On March 12, I wrote a blog about the “Shenanigans in the PA Senate.” The day before my blog, the PA Senate essentially eviscerated a bill that makes it illegal for communities to evict a domestic violence victim from her home for calling 911 “too often.” The Senate Local Government Committee gutted HB 1796 by denying local communities creating paid and/or unpaid sick leave ordinances which threatens victims of domestic violence with loss of their livelihood if they have to take off from work to protect themselves or their family members and cannot get paid or unpaid sick leave that goes beyond federal or state law.
Because of concerns raised by advocates, the Senate so far has not taken the bill to the floor for debate and a vote. However, this morning, the Senate posted their floor calendar for Tuesday, September 16. On the agenda is this bill for third and final consideration. That means that it is likely to be voted on after some debate.
Over the last month, 157 individuals and human rights, anti-violence, public health, and legal services organizations signed onto a letter to the entire Senate calling on them to remove the preemptive employment leave language adopted in Senate Local
Government Committee and pass a clean bill as originally passed in the House.

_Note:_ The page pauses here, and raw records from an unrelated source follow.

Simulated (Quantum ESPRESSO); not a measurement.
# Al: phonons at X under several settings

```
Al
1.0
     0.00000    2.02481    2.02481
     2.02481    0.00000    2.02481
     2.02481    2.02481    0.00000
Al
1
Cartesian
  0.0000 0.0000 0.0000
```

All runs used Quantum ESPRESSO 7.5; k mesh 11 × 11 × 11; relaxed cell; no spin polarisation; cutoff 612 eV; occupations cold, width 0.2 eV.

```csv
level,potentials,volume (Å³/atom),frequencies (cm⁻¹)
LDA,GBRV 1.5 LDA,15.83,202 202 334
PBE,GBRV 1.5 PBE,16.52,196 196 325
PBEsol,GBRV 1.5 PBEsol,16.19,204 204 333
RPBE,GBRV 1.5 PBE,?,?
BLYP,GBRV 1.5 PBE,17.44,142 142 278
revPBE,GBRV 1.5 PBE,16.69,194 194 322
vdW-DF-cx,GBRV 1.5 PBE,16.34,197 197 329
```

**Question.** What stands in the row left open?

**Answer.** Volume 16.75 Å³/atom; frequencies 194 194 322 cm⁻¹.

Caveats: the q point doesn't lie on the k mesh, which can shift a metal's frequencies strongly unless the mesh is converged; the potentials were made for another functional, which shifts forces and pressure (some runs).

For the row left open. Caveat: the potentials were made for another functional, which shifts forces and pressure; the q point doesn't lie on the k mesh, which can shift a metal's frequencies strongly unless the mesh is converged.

Here is that letter; FYI, I am one of the signees:
Please take a moment and call your Pennsylvania State Senator and tell him/her to remove the preemptive employment leave language and pass a clean bill. You can find your Senator’s contact information here.
I contacted Senator Jake Corman’s office this morning and asked him to vote to “revert HB 1796 to the original printer’s number (HB 1796 PN 2870.” That means get rid of the sick leave preemption amendment added by the Senate Local Government Committee and pass a clean bill.
Senator Corman’s assistant took down my request and then said that the Senate had moved the bill “off the table.” Which means that the bill was not debated on the floor today. Apparently our calls and requests are starting to have an effect. Keep them coming and let your Senator know that removal of the sick-leave preemption language is necessary for the safety and economic survival of domestic violence victims.
WE DID IT! Yesterday, the sick leave preemption language was removed from the bill. Today, HB 1796 was brought back to the floor and voted out unanimously! CONGRATULATIONS TO ALL and thanks for your help that resulted in this brilliant success and vital protection for victims of domestic violence! The bill is on its way to the Governor’s desk.